More than anything else, Africa needs better opportunities for trade. It is time to provide African nations with free access to the markets of industrial countries, in particular in those areas that matter most to poor countries, such as agricultural products, textiles, and clothing. These areas should also be an important focus for a new round of multilateral trade negotiations in the context of the World Trade Organization.


IMF Releases Report on International Capital Markets

Deteriorating global economic conditions and prospects and their effect on corporate earnings during the 12 months ending May 2001 have led to a reappraisal of financial risk, a rebalancing of portfolios, and asset repricing in a wide range of financial markets, according to the IMF's latest International Capital Markets report, released on July 12.

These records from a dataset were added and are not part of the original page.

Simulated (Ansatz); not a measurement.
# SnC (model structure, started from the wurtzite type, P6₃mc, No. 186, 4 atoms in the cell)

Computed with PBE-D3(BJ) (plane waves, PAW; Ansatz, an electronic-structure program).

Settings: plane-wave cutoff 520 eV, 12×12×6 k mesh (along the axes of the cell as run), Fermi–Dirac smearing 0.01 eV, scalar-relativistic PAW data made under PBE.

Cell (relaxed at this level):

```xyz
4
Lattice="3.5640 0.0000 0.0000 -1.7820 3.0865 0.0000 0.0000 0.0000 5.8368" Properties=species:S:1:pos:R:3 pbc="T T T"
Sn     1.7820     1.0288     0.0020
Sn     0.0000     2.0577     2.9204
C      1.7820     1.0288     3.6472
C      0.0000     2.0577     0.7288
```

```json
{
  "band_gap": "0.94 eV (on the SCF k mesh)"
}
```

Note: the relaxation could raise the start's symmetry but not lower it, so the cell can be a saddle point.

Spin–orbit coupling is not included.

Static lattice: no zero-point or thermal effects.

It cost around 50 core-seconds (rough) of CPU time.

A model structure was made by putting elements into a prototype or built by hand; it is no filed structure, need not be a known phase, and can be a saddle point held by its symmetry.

There was a dramatic shift in market sentiment during the year, the report notes. In early 2000, market participants were mainly concerned about a possible overheating of the U.S. economy and a pickup in inflationary pressures. By the end of the year, and in early 2001, market participants became concerned about the extent of the slowdown in the U.S. and global economies.

Global capital flows

A striking feature during the year was the dominant position of the United States as a recipient of international capital flows, according to the report. In 2000, the United States attracted 64 percent of world net capital exports, compared with 60 percent in 1999 and an average of about 35 percent during 1992-97 (Chart 1). Net inflows to the United States exceeded $400 billion, including a record level of foreign portfolio investment that could have nearly financed the U.S. current account deficit on its own.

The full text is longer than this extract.